Arrow Won't Be Using A Major Villain Anymore

The CW’s Arrow turned out to be a seminal series for the network, producing the spinoff The Flash, as well as the upcoming untitled hybrid team-up series. However, it seems that the show continues to find itself dancing around the apparently greater forces over at Warner Bros. studios, as it readies its unconnected DC Comics Cinematic Universe. Now, it appears that a major villain in the TV vehicle may have found himself a poetically “targeted” casualty of the pop-culture parallels of the upcoming movies.

Warning: Some SPOILER material ahead for those not yet past Arrow’s March 25 episode, “Suicidal Tendencies.”

Fielding a fan’s question on his blog regarding the status of Arrow villain Floyd Lawton, a.k.a. Deadshot, series co-creator Marc Guggenheim dropped some rather grim news regarding the chances that actor Michael Rowe would be returning to reprise the role. According to Guggenheim, who was gracious about the fan’s compliments of his casting...

First, thanks for the kind words. I agree with you, our casting people — in Los Angeles and Vancouver — are the best. Unfortunately, Deadshot is off the table for the nonce.

As most of you know by now, Will Smith will be portraying the role of Deadshot in next year’s mega-movie supervillain team-up Suicide Squad. Seeing as the casting of one of Hollywood’s biggest stars for the same role is likely to cause a bit of brand confusion amongst the populace, it certainly does seem like there will be room for only one Deadshot in the live-action ether. Unfortunately for Michael Rowe, that star-powered tug-of-war with Will Smith would not even be a contest. Much like a pro-wrestling match, the winner was predetermined before both competitors even stepped through the curtains.

Consequently, the idea of Deadshot being “off the table” on the TV show is news that’s especially inauspicious, considering the way things went down the last time we saw the character in the Arrow episode “Suicidal Tendencies,” when it was implied that he was killed in an explosion. In fact, the episode in question was conspicuously centered on the up-until-now villainous Deadshot character, beginning what was clearly an arc of redemption.
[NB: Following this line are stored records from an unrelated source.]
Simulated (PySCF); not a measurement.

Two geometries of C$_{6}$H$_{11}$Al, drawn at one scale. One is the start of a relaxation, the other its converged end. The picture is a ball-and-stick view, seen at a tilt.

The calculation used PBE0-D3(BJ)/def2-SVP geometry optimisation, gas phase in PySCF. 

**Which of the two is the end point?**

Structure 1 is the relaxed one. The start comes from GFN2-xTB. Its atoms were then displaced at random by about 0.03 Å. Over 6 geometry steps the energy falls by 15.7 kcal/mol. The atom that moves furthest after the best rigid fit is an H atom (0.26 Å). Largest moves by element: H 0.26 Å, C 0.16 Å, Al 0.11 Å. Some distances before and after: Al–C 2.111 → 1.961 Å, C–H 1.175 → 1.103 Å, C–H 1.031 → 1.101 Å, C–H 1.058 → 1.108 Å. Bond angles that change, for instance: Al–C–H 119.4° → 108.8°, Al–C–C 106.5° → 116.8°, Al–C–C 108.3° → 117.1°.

Our TV version of Floyd Lawton would be revealed as a military veteran, once a loving husband, who was transformed by the cold, calculating nature of his wetwork, descending into a tragic PTSD-caused psychosis that alienated him from everything he ever loved. Thus, his eventual turn as the heartless eyepiece-rocking paid assassin that we first knew was suddenly seen in a more sympathetic light. Moreover, his portrayal in the present working alongside his former mortal enemy John Diggle seemed to imply that he was turning an honorable new leaf.

In his apparent last act of staying behind in a building rigged to explode to cover the rest of his brigade as they made their escape, Deadshot would certainly go out a hero on the TV show. Well, the latest news seems to nix any speculation that the newly-codified good guy might have survived the explosion, eventually making a return with a benevolent new agenda. Apparently we have the star of After Earth to thank for that unfortunate end.

However, Guggenheim did leave a sliver of hope in his post by specifying that Deadshot was off the table over at Arrow “for the nonce,” meaning for the present. Perhaps after a time period when Suicide Squad has run its promotional course on the way to its August 5, 2016 release, then his critical qualification could become the Horcrux used to resurrect Michael Rowe’s rendition of Deadshot. After all, the show did introduce the Lazarus Pit to the continuity.